Kishke

Kishke, also called kishka or stuffed derma, is a Jewish preparation traditionally cooked with the intestine of beef (the use of which has been banned in US since 1958) with a stuffing made of matzo meal or flour, spices and schmaltz. In the modern kishke recipe, the beef intestine or gut is often replaced with synthetic edible casings. Kishke, which is more commonly eaten as a standalone food, may sometimes also be used as an ingredient in Ashkenazi-style cholent.

 

Kishke Recipe: Ingredients Used and Popular Methods of Preparation

There are several traditional variations in the kishke recipe. Kishke can be made by stuffing the intestines with a mixture of flour, paprika, salt, oil and ground celery, onions, carrot, which are then baked. In other cases, the stuffing can be made with chicken fat or suet, onions, garlic, celery, carrot, matzo meal, salt, black pepper and hot paprika.

 

Serving Kishka

The baked kishkes are generally sliced and served as side dish with roasted chicken or pot roast dishes. Kishke in Eastern Europe is served for breakfast. In the Polish cuisine, kishke can be eaten grilled, cold or fried and when served hot, it is generally accompanied by sauerkraut, onions and potato.

 

Kishke Recipe: Popular Variations 

Kishkais popular all over Eastern Europe and in regions with immigrant communities from this part of Europe, and is also popular amongst the Ashkenazi Jews who cooked Kishke according to the Kashrut dietary rules. The traditional Eastern European kishka is made from pig’s blood and barley or buckwheat while the casing is made of pig intestine. Kishke can also be made from other organ meat like liver and different grain stuffing while the cooked versions can range differ in color from grey white to brown-orange based on the ingredients and the amount of paprika used.

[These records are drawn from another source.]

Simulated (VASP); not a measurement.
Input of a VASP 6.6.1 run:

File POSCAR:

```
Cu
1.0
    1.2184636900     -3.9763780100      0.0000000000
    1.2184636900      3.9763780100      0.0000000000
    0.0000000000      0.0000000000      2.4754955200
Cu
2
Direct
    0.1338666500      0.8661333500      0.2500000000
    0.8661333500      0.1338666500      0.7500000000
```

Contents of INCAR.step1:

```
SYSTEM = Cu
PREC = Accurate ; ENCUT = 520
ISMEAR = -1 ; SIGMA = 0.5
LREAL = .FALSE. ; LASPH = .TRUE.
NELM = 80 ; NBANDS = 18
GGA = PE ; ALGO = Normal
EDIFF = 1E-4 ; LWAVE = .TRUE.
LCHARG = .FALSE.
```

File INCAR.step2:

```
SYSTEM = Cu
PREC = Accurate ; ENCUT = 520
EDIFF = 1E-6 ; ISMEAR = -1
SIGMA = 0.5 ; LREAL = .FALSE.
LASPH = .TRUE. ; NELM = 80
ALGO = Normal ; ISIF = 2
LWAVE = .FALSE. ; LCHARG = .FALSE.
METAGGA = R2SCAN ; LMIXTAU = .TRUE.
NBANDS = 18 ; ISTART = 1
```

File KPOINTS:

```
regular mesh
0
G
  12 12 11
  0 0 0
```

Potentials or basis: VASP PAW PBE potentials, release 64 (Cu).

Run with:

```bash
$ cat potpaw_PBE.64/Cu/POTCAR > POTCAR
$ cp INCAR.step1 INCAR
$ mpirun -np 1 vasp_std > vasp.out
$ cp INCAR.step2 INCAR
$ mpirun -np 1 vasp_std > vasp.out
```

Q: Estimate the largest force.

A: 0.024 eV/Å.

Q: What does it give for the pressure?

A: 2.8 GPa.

There are non-traditional versions of kishke, which contain stuffings of chicken liver dices or rice or ground gizzards. Vegetarian versions of the kishke recipe are also gaining in popularity in the modern times. In the Ashkenazi-style cholent recipe, where kishke is used as an ingredient, the stuffed sausage is cooked overnight with the cholent or in salted water or baked and is either served over the assembled cholent or in a separately made thick gravy made of flour. The German Grützwurst, also called Kaszanka or kiszka is yet another version of kishke, which is a blood sausage  with stuffing made of pig offal, kasza made of buckwheat, barley or rice, black pepper, marjoram, onion, popular in Polish cuisine, and also eaten as krupńok in Silesia.